HBO has been hit by a major cyber attack, with a network of hackers claiming to have stolen a script from an upcoming Game of Thrones episode.
The group says it has 1.5 terabytes of the broadcaster’s data and has posted an alleged script of episode 4 of the fantasy drama’s seventh season, currently in mid-run. The hackers have also released episodes of shows Ballers and Room 104 online, with threats that more material would be released soon.
HBO hasn’t commented on what data has been stolen, but said in a statement (via Deadline): “HBO recently experienced a cyber incident, which resulted in the compromise of proprietary information.
“We immediately began investigating the incident and are working with law enforcement and outside cybersecurity firms. Data protection is a top priority at HBO, and we take seriously our responsibility to protect the data we hold.”
In an email published by EW, the hackers appeared to offer an interview in exchange for positive coverage of the leak. It read: “Hi to all mankind. The greatest leak of cyber space era is happening. What’s its name? Oh I forget to tell. Its HBO and Game of Thrones……!!!!!! You are lucky to be the first pioneers to witness and download the leak. Enjoy it & spread the words. Whoever spreads well, we will have an interview with him. HBO is falling.”

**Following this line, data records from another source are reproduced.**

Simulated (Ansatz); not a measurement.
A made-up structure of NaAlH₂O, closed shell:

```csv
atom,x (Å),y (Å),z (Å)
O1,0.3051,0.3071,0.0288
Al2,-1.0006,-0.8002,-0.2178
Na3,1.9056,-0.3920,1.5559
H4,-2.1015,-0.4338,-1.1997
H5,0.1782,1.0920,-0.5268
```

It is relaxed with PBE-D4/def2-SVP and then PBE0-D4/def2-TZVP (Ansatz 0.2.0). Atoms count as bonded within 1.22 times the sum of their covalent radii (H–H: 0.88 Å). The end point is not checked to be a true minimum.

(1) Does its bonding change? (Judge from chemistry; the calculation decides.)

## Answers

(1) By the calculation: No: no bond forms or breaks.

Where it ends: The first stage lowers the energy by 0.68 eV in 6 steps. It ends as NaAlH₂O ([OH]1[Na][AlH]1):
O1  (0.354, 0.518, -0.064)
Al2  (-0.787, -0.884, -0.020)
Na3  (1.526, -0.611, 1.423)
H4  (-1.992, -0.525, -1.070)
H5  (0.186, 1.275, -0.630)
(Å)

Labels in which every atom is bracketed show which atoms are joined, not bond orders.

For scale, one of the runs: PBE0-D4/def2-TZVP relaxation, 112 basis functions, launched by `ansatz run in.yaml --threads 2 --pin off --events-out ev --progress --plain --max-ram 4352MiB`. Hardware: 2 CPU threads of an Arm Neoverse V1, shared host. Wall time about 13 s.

The email also contained a series of links to leaked material, with promises of more to follow. Overall, the group has claimed 1.5 TB of content has been stolen, and although considerable, is hardly the equivalent of the 100 terabytes of data stolen from Sony in 2014.
This isn't the first time Game of Thrones has experienced a leak. In 2015, four episodes of the show were leaked after previews were sent to reviewers, an incident which stopped preview copies being distributed.
Early this year, the latest Pirates of the Caribbean film was stolen by an internet group from Disney, and a network of hackers called ‘The Dark Overlord’ acquired episodes of Orange is the New Black before their Netflix release date. In both of these cases, the hackers held the footage to ransom, a tactic that failed each time.